Monday, October 27, 2008

Rough Equality of Network Chances, Not Equality of Individual Chances

Will Wilkinson of the Cato Institute has an interesting consideration of the liberal principle (cited to Rawls here, but found more generally in liberal thought) that a just society would have equally talented individuals having an equal chance at each position in the social structure. Wilkinson is for general equal opportunity laws and norms. He argues, though, that there is no way that equally talented individuals are likely to be in the same social networks, and networks strongly shape what opportunities come our way. Instead, he argues for a lightly regulated world with many different kinds of opportunities for talent to find a good place for itself:

Elite networks can achieve only limited succe[ss] in opportunity hoarding if new networks, new opportunities, and new hierarchies of prestige and status keep springing up.
Individual chances can't ever really be equal, but individuals can be in networks that are roughly equal. This seems to me a good sociological insight.

3 comments:

Corky said...

So does this imply it is not who you are or what you have done, rather who you know and how you are connected?

I think at times the above is true, but not sure that is always ideal. Yet, I guess what the quote implies is the "good ole' boy networks will be done away with" as new networks surface.

Kind of like Fox News and CNN versus ABC, NBC, and CBS.

ceemac said...

Question:

What's the difference between an "elite network" and an "establishment?"

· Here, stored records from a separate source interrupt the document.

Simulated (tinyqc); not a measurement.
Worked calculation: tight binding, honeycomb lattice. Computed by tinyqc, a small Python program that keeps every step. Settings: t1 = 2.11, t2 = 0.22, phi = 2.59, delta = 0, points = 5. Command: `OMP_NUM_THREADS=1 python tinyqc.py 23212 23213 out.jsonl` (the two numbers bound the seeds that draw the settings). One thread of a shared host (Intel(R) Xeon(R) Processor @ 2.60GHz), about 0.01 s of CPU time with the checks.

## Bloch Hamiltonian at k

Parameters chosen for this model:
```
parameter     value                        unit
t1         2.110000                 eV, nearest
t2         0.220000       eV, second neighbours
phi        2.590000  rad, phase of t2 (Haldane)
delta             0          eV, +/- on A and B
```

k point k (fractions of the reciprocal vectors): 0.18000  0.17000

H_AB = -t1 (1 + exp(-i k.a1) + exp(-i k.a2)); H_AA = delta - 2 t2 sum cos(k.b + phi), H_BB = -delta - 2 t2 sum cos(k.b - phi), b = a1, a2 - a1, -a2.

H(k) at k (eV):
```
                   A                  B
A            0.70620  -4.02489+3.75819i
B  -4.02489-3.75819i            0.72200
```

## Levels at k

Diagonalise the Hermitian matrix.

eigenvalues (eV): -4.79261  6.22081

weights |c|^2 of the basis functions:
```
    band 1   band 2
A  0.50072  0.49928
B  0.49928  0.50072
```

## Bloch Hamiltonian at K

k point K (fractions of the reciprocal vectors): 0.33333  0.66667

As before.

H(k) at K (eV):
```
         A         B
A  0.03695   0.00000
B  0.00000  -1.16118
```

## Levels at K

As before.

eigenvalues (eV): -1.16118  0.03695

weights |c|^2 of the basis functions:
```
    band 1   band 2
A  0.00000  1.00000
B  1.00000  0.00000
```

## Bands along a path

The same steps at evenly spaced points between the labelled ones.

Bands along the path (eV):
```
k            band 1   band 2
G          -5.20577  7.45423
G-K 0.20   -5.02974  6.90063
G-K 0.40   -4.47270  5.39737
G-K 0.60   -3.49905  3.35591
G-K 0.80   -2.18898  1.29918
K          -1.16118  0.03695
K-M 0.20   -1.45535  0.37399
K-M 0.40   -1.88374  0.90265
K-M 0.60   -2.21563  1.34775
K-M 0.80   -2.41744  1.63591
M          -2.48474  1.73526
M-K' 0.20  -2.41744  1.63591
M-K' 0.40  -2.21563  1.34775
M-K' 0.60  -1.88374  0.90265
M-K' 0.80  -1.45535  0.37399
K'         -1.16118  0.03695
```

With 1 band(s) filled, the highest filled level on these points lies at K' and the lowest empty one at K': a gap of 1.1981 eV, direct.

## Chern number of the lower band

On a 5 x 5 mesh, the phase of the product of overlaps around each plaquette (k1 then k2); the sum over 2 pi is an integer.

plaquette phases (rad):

I am pondering this post in light of your call for a new Presby. Establishment.

Gruntled said...

In a full sociological sense, an elite is made of individuals; an establishment is made of families. The Presbyterian Establishment that I wrote about elsewhere is therefore only a partial establishment in that (Baltzellian) sense.

Networks do make a big difference in connecting people with opportunities, but it still does matter "what you know" in actually doing the job.